Frankly in Love by David Yoon
Publication Date: September 10, 2019
TW: Racism towards Black and Latinx people (challenged) & (another one in white because it spoils a major plot line) death of a parent
This book is insanely hard to discuss without mentioning spoilers so please be cautious if you want to go into this book blindly.
This book has been getting so much hype with Penguin Teen basically throwing it in our faces, it being a Book of the Month Selection, and well David Yoon being married to the iconic Nicola Yoon (They are so cute and posted a pic of them with their books together and I almost cried).
With that being said, all I knew about this book was that it was about a Korean American teen named Frank who starts dating a white girl. His parents are not be okay with this so he pretends to date a family friend. The book trailer is hella cute and does a better job explaining things, if you want to check it out.
This book is so much more than a fake dating cutesy love story. Not that there is anything wrong with cutesy love stories, I love them. But, I was not expecting the emotional punch that this book hit me with. It is heartbreaking and emotional and raw. It talks about racism in a frank (haha) and honest way and from the eyes of a teen living in 2019. Obviously, David Yoon isn’t a teen, but I think he does an accurate job portraying teenagers in 2019 who are sick and tired of racism from older generations. Marketing this book solely as a cutesy love story is a disservice because if you want that love story, you’re not going to get it and if you like harder hitting contemporaries, you might skip this one.
Please note that I am not Korean American or of Asian descent and thus cannot accurately assess the representation. It is an Own Voices novel which is awesome.
WHAT I LIKED:
- The Korean American representation
- The discussions of racism in such a real way. There are multiple scenes that felt so real and even though I personally have not experienced them, I know people who have and as a white person are always valid reminders of things not to do. (I loved the scene with Britt’s parents at the restaurant)
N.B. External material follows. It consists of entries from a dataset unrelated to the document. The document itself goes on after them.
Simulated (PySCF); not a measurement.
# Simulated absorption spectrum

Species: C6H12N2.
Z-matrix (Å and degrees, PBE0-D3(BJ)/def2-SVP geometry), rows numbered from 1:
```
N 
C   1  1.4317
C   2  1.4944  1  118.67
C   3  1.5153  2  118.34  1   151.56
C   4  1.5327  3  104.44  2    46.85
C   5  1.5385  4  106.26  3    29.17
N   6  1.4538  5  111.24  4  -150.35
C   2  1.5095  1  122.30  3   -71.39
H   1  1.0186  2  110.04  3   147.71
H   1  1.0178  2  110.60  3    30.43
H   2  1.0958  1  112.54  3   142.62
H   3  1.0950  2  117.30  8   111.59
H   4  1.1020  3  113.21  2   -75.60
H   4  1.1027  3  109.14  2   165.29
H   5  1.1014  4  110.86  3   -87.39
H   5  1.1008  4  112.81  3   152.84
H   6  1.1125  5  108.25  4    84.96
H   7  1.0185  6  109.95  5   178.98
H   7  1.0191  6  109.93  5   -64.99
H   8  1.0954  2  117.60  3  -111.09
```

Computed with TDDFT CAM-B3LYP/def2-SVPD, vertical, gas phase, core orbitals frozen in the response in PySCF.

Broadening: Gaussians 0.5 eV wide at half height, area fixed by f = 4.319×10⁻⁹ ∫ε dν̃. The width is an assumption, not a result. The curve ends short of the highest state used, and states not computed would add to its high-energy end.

- Frank’s voice. He is funny and I loved his internal monologue
- I loved how there was Korean writing in this
- I was full on crying at the end of this book which I 100% did not expect, but I got so attached to Frank and his situation that it was hard not to cry. I also was tired so that probably contributed
- The pun of Frank Li “Frankly” in love
WHAT I DID NOT LIKE ABOUT THIS BOOK:
- How they are all so smart, but don’t study at all (which honestly is not part of the story, but as someone who spent all of High School studying, it is a pet peeve)
- The beginning is a bit rough and it takes a while to get into the story
- David Yoon’s writing style is a bit stream of conscious and random at times, but once I got used to it, it was great.
- The fake dating part of this story was honestly not my favorite part, it was not bad, but it was not the best and I felt a bit bad for some of the characters caught in the crosshairs.
- If you are looking for a fun time with a cute fake dating plot you are not going to get it.
If you like hard-hitting contemporary novels that deal with serious and relevant issues, check this one out.
I won a copy of this book in a Goodreads giveaway. Thank you Goodreads! This was also my FIRST Goodreads giveaway win which was amazing.